If you go onto www.moneysmart.gov.au you can see a real-time debt clock which is rapidly increasing every second. The clock shows that at this current minute Australian’s owe over $37.5 billion on credit cards. This works out at an average of $4900 per cardholder.
With an interest rate between 15 and 20%, this means the average cardholder is paying approximately $800 in interest every year. I do not know about you but these figures are scary.
As we near the end of 2012 it might be time to seriously take action against any outstanding credit card debt so you can start 2013 off feeling good about your finances.
Here are six tips that may help you get on the debt reduction train.
Work out what you owe
First things first you need to sit down and add up all your debts. I think this is one of the biggest mistakes people make-they don’t actually know what they owe and where. It might be confronting but that will only help you. Make it positive rather than negative. Ok so you have debt, now what are you going to do about it.
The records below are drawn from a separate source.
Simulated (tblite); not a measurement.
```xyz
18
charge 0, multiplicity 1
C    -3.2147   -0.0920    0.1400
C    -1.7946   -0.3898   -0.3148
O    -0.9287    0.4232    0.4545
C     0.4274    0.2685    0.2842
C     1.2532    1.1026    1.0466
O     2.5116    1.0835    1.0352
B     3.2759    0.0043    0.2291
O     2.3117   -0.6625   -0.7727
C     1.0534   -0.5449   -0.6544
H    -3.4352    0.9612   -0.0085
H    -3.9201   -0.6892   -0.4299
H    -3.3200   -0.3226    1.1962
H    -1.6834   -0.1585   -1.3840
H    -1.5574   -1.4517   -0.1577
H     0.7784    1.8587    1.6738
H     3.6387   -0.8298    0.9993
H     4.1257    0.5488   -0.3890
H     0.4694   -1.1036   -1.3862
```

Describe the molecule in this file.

Doing this will also help you work out a budget. It is only by understanding your expenses that you will know how much you have to go towards your debts. You also need to look at what the terms and conditions are on your cards or loans eg interest rates, minimum payments, fees and charges etc. Once you have this all sorted you can work out your plan.
Try using the debt snowball plan
Often people get very discouraged trying to reduce their debt, finding that no matter how hard they try their debt seems to stay or keep growing.
Most financial advisers will tell you to pay off your highest debt first and move down to the lowest. Try the opposite using the Debt Snowball Plan. This method has been proposed by financial author Dave Ramsay and is focused on our behaviour rather than the debt.
By paying off your lowest balance quickly first you can see quick wins, prompting you to keep going.
Not a method for everyone, but may help get you going. Read my previous article on how to make a debt snowball plan.
Talk to the credit card company
Whilst some of the banks will not budge on changing your credit card fees and interest rates some will if you explain your situation. This may involve waiving annual fees or other late payment charges or it may include working out a repayment plan with you. Banks all have policies regarding financial hardship-all you have to do is ask.
Start sacrificing money
I don’t care if you don’t want to go without your morning double mocha frappuccino. If you are not willing to make some sacrifices to get rid of the debt you made you aren’t going to get anywhere.
Pick 2-3 things you can start going without whether this is the coffee, takeaway, magazines, Foxtel etc. Just changing a few small things could give you a few extra thousand dollars to whack straight on the debt.
Work out where you can get better deals
Start investigating and shopping around where you can get better deals. This goes for general shopping but in particular look at your insurances, gas and electricity, phone and internet.
Most places now days are competing for business so will often give you a better deal than what you have. Once you have done this, take all the extra cash you saved and dump it straight onto your debt.
Find extra money
You may laugh at this one but if you are in dire straits you may have to start thinking about where you can pick up some extra cash. Whether this is selling un-used items on eBay, picking up some weekend work or even going on craigslist to find some random but extra jobs, the more effort you put in now to reduce that clock the better.